Eugene Weekly : Food Coma : 11.17.11

A Taste of Flavor

Popeye would ditch spinach for this olive oil

Go ahead and pour yourself a little drizzle of olive oil from your kitchen. Ok, now taste it — by itself. Disgusting? Then throw that crap away and head down to Olive Grand, where owners Tamara Oldenburg-Sires and Mike Sires sell a variety of olive oils and balsamic vinegars that are delicious enough to drink.

An olive oil tasting at Olive Grand is a lot like a wine tasting. It has all the complexities, all the excitement and about a million times more flavor. If you’re interested in food, Oldenberg-Sires can tell fascinating stories about the history of olive oil, the revival of U.S. olive growing and why finding good olive oil in grocery stores is difficult. 

The first thing to understand about sampling the great variety in extra-virgin olive oils is the difference between the finishes: there are delicate, medium and robust oils. The medium and robust snap with a little bite, the most robust with an almost peppery finish, while the delicate oils are more smooth and come from a late harvest of the same olives.

Olive Grand stocks a selection of finishes, nine total on our visit, and each one brings a vastly different experience to the taste buds, from fresh and tart to buttery and downright hearty. We loved the fresh, buttery olio novelo and the powerful pepper of the Tuscan blend. Add a balsamic to the Tuscan and the flavor profile is a brand-new experience.

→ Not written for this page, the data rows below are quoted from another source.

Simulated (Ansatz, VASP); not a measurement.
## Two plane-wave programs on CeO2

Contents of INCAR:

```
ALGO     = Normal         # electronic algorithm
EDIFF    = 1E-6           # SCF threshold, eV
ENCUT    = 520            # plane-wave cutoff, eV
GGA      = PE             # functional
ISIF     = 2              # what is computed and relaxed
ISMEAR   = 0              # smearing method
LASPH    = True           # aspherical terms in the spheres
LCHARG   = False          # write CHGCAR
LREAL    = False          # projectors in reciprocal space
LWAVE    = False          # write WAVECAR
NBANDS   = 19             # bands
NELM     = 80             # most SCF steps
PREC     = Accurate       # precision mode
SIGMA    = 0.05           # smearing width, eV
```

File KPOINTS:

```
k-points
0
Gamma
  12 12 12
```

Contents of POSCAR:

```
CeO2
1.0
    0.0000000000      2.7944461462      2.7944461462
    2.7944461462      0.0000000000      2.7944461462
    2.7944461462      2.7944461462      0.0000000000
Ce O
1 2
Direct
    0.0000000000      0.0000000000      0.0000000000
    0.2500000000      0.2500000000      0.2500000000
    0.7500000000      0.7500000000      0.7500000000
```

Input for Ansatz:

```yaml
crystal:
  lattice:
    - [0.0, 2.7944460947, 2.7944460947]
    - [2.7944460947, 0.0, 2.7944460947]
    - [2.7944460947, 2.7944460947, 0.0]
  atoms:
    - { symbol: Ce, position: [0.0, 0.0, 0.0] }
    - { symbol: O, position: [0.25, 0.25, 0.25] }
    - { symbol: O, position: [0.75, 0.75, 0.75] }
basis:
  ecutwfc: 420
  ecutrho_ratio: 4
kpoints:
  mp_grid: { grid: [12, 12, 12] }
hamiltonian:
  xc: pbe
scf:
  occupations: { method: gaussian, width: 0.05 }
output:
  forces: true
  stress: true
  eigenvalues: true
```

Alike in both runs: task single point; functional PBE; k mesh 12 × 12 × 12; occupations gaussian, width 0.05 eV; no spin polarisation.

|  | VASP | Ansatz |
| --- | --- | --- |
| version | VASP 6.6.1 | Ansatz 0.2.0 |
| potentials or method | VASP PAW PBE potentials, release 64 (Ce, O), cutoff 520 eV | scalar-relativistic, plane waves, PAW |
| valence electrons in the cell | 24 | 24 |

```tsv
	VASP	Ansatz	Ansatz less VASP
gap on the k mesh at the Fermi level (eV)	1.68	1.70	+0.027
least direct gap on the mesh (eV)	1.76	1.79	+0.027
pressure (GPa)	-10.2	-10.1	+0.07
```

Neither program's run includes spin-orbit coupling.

Once you have sampled the straight extra-virgin olive oils, it is imperative to move on to the flavored selection. There were, again, many to choose from, ranging from citrus (lemon, lime, mandarin, blood orange) to savory (basil, rosemary, garlic) to spicy (chili, jalapeño). Couple these with any of the flavored balsamic vinegars they stock (among them red apple, fig and wild cherry), and you can create some of the most intense tastes you’ve ever experienced. 

For example, a spot of the chili olive oil combined with a peach balsamic travels the spectrum from immediately fresh and sweet to savory and smoky then finishes with a spicy kick. Oldenberg-Sires says that the garlic oil was the most difficult to select; we loved it with the traditional balsamic and want to try pairing with different breads.

With each taste combination, the mind races through myriad possibilities for culinary applications. But the impulse might remain to just keep sipping, shot style, from the tasting cups. If you can tear yourself away and choose which to bring home, the knowledgeable people serving up the olive oil have bucketfuls of suggestions for how to serve and use each one, plus recipes on the web. They can even help steer you in the right direction for the best flavor combinations.

Olive Grand will host a special tasting for women at “Ladies Night” 5-7pm Thursday, Nov. 17, with wine and chocolate.

have you heard…

Too tired for cooking? Know some new parents who need the gift of time? Check out Ivy’s Kitchen, which just completed a massive kitchen remodel. Ivy’s delivers oven-ready vegetarian food straight to the home; see her menu at

June opened the sophisticated lounge “Kate’s in June” last week; the next event we’ve heard about so far is a wine pouring by Portland urban winery Hip Chicks do Wine 9 pm-2 am Dec. 9.

Speaking of openings and wine, Marché’s new addition, Le Bar at Fifth Street Market, will serve the first wine of the 2011 vintage at its Beaujolais Nouveau Celebration Nov. 17.

UO’s EMU has gone bottled water-free!

Café Yumm on Franklin launched solar energy and electric vehicle charging stations in October. We’re excited to see them in use!

Hop Valley Brewing has started canning beer, complete with a water-based lining for taste preservation and a six-pack handle from recycled plastic.